A.1 Hardware dependency of attacks

We found that the iterative methods ILLM and BIM can produce significantly different adversaries and adversarial confidences on different hardware. For example, sample 162 achieves a confidence of about 42% on a MacBook but 69% when calculated on Colab. These confidences as well as adversaries are consistent on the same hardware. We also isolated this phenomenon to the generation of the adversaries. Predictions with clean images yield the same results on different hardware (besides the usual floating point processing related differences).

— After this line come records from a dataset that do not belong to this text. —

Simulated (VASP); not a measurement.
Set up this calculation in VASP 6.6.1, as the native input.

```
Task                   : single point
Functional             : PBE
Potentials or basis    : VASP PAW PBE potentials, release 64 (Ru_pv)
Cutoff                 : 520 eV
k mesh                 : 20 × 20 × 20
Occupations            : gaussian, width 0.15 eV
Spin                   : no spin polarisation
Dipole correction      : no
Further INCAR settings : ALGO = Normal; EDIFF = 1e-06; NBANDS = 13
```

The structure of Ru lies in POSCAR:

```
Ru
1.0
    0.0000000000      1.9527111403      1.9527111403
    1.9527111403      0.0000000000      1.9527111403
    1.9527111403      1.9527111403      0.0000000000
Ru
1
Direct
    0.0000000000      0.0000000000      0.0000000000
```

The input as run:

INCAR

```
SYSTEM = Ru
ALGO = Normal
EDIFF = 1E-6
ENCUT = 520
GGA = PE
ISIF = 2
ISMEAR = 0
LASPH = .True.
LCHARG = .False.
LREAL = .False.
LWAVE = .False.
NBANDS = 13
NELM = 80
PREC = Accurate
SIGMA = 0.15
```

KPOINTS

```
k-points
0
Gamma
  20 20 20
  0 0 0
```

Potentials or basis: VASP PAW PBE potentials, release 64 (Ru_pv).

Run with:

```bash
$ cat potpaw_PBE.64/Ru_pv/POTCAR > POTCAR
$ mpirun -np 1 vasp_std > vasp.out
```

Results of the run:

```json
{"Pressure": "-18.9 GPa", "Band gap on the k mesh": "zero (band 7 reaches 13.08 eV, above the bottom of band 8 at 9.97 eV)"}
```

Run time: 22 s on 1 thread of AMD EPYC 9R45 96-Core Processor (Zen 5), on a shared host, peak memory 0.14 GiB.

To analyze this behaviour we have conducted the following experiment. In a first part we have generated 20 adversaries for multiple samples, chosen at random. On both machines the results were exactly the same respectively.

In the second part we modify the attack_ILLM function so that it saves the sum of all absolute pixel values for the adversaries in each iteration as well as the sum over all dimensions of the absolute gradients. In figure A.1 you can see how they differ after the first iteration.

Figure A.1: Hardware dependency of iterative attacks ILLM. The left shows how the sums of the magnitudes of the components of the gradient diverge. The result are diverging adversaries, which is quantified by summing over all pixel values.

With each iteration the difference of the gradient becomes larger and with it the adversaries more different from one another. The number of pixels in an image seem to make this noticeable in the confidences. We see this as further proof for the brittleness of the predictions.